Question

The energy of separation of an electron in a Hydrogen atom in excited state is 3.4 eV. The de-Broglie wavelength (in Å) associated with the above electron is, if radius of first orbit of H-atom is 0.53Å

• A. 3.33
• B. 6.66
• C. 13.31
• D. 4.2

Answer 1

Answer: (B)

6.66

Answer 2

The problem asks for the de-Broglie wavelength associated with an electron in a hydrogen atom. We are given the energy of separation of the electron in an excited state, which is 3.4 eV. This means the energy of the electron in that excited state is $E_n = -3.4$ eV.

1. Determine the principal quantum number (n): The energy of an electron in the nth orbit of a hydrogen atom is given by: $E_n = -\frac{13.6}{n^2} \text{ eV}$

Given $E_n = -3.4 \text{ eV}$: $-3.4 = -\frac{13.6}{n^2}$ $n^2 = \frac{13.6}{3.4}$ $n^2 = 4$ $n = 2$ (Since n must be a positive integer, the electron is in the second excited state, i.e., n=2 orbit).

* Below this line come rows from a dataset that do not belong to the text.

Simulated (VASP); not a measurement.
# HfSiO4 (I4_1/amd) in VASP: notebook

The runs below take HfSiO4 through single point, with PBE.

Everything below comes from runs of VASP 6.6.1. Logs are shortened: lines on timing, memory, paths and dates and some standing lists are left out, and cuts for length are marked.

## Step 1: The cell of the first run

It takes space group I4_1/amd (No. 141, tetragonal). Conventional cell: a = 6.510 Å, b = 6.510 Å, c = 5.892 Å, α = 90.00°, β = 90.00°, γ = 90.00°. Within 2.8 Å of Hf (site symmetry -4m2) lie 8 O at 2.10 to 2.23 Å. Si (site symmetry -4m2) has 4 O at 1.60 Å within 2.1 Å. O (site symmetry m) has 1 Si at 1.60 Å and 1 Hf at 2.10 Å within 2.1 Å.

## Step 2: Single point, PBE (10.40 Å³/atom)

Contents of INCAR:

2. Relate de-Broglie wavelength to Bohr's orbit: According to Bohr's quantization condition, for a stable orbit, the circumference of the orbit ($2\pi r_n$) must be an integral multiple of the de-Broglie wavelength ($\lambda$): $2\pi r_n = n\lambda$ Therefore, $\lambda = \frac{2\pi r_n}{n}$

3. Use the formula for the radius of the nth orbit: The radius of the nth orbit in a hydrogen atom is given by: $r_n = n^2 a_0$ where $a_0$ is the Bohr radius (radius of the first orbit) = 0.53 Å.

4. Substitute $r_n$ into the de-Broglie wavelength equation: $\lambda = \frac{2\pi (n^2 a_0)}{n}$ $\lambda = 2\pi n a_0$

5. Calculate the de-Broglie wavelength: Substitute $n=2$ and $a_0 = 0.53 \text{ Å}$: $\lambda = 2\pi (2) (0.53 \text{ Å})$ $\lambda = 4\pi (0.53 \text{ Å})$ Using $\pi \approx 3.14159$: $\lambda = 4 \times 3.14159 \times 0.53 \text{ Å}$ $\lambda = 12.56636 \times 0.53 \text{ Å}$ $\lambda = 6.6591708 \text{ Å}$

Rounding to two decimal places, $\lambda \approx 6.66 \text{ Å}$.